An emergency set net fishing ban is being put into place around the Otago Peninsula to protect a threatened penguin population, following urgent calls from conservation groups who fear one of the world’s rarest penguins are on the brink of extinction.
The three-month ban would be in place from 5pm on Tuesday.
Department of Conservation (DoC) data showed the northern hoiho population (South Island and Rakiura/Stewart Island) had collapsed by 80% since 2008, from 739 breeding pairs to just 143, a drop of 80% from 2008 numbers.
Conservation groups including the Yellow-eyed Penguin Trust/Te Tautiaki Hoiho and the Environmental Law Initiative had urged the Government to put an emergency ban in place for the penguins’ breeding season, which began last month.
At the time, Oceans and Fisheries Minister Shane Jones and Conservation Minister Tama Potaka both said they were awaiting further advice, including a long-awaited “scientific multi-threat risk assessment”, which had been commissioned in September 2022.
In a statement on Monday morning, Jones said he would use his ministerial powers to implement “an immediate emergency closure of the set net fishery around the Otago Peninsula for a period of three months.
Oceans and Fisheries Minister Shane Jones. Photo / Mark Mitchell
“As the self-proclaimed champion of the fisheries industry, I do not make this decision lightly.”
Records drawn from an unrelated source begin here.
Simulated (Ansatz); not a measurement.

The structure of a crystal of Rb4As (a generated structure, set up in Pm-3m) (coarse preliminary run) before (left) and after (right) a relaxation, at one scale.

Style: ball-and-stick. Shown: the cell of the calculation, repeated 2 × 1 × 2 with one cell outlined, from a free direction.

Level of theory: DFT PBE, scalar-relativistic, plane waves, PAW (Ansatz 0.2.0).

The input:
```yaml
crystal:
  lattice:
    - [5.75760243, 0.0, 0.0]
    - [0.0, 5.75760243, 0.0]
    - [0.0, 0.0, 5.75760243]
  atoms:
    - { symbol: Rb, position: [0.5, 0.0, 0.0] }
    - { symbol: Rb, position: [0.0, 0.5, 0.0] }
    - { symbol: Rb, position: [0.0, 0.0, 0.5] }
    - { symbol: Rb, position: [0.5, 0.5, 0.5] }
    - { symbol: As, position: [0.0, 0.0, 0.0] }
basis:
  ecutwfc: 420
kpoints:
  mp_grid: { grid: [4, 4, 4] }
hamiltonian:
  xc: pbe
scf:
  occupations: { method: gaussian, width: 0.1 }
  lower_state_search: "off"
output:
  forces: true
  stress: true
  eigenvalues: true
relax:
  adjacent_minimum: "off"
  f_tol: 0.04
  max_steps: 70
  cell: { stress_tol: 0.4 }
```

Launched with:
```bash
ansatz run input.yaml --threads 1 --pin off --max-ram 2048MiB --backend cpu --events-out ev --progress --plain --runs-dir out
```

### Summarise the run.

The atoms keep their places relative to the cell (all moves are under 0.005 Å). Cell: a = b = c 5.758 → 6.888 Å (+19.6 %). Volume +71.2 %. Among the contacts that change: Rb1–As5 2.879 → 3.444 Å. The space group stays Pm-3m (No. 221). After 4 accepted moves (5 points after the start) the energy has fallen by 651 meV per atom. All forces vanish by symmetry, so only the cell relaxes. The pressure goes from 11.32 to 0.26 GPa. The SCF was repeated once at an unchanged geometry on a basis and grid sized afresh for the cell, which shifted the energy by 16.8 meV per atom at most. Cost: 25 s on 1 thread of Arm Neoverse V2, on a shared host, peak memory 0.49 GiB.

Jones was “deeply conscious” of the effect this would have on the livelihoods of fishers in the area, and said people should not be under the misapprehension he was softening his pro-industry stance.
A four nautical mile set net ban already existed along the Otago coast, but conservation groups had previously argued this did not go far enough as hoiho foraged up to 20 nautical miles off the coast.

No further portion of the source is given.